I am really angry. I tried to finally quit Coupang this time, but the procedure is anything but simple. Deleting your Coupang account“talpang,” in social-media shorthandcan only be done on a PC. On the mobile app, you must tap “My Coupang,” select “Edit Member Information,” choose the PC version, and then go through a total of six steps including “identity verification,” “usage history confirmation,” and a “survey.” In the survey, you must give a free-response answer to “What you expect from Coupang.” Even after getting this far, you then have to move the mouse up and down several times and find the “withdraw” button at the very bottom of the page for it to be finished. At this point, it is practically a maze. No wonder all kinds of communities are sharing how to “leave Coupang,” and even the broadcasting, media and communications regulator has launched an urgent fact-finding probe.
For the public, the information leak at Coupang, the industry’s number one, was like a bolt from the blue. Account deletions are following one after another, and users engaging in “galpang,” switching to competing platforms, are also increasing. Consumer groups have declared a boycott, and class-action lawsuits have entered full swing.
Even if people hastily delete saved cards and accounts and the shared-entrance password to their building, the unease does not go away. We thought Rocket Delivery, arriving at dawn, was free, but realizing that in return we handed over our personal details and even our daily patterns intact makes our hearts sink. Even so, the global investment bank JP Morgan on the 1st (local time) predicted that customer attrition would be limited. It said this is because Coupang holds an irreplaceable market position and Korean consumers are less sensitive to personal-information leak issues. We do not want to admit it, but like getting soaked in a drizzle, we have slipped into Coupang’s “ppalli-ppalli” speed trap, so JP Morgan’s analysis is not wrong.
That is why, even after the mega-leak, Coupang has not apologized properly, has acted brazenly, and has been slow to respond at every turn. Founder Kim Beom-seok, chair of Coupang Inc.’s board, has declined to comply with National Assembly appearance requests whenever social controversy erupted, citing his U.S. nationality. How lightly must they regard Korean consumers to behave like this.

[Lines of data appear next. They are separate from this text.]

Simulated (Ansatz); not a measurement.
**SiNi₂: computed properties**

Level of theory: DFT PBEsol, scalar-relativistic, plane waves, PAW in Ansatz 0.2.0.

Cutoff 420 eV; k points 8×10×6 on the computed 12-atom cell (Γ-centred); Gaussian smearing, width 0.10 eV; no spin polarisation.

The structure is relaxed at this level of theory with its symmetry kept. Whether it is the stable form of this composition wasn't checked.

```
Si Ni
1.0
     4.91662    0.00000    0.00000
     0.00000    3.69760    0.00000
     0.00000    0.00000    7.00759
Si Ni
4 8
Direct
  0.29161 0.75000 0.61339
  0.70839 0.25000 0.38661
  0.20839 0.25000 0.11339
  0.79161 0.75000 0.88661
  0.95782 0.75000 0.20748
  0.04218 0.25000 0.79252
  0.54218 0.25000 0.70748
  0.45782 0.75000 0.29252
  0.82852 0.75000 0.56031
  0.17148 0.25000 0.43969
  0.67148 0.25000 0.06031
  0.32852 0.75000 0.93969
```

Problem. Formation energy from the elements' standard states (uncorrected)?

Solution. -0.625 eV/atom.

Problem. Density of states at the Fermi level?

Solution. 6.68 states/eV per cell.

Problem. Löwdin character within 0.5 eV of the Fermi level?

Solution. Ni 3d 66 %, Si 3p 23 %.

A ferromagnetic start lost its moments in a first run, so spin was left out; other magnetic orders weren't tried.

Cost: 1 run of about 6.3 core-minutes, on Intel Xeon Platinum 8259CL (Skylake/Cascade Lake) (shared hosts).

Calls to punish Coupang are growing louder. The creator of the Naver cafe “Coupang Personal-Information Leak Class Action” said, “Let us show the power of the consumers whom Coupang ignores.” It may feel as though we cannot live without Coupang, but there are plenty of other platforms with systems that rival Rocket Delivery. We must ensure that the “distribution dinosaur” that cares only about profit can no longer throw its weight around.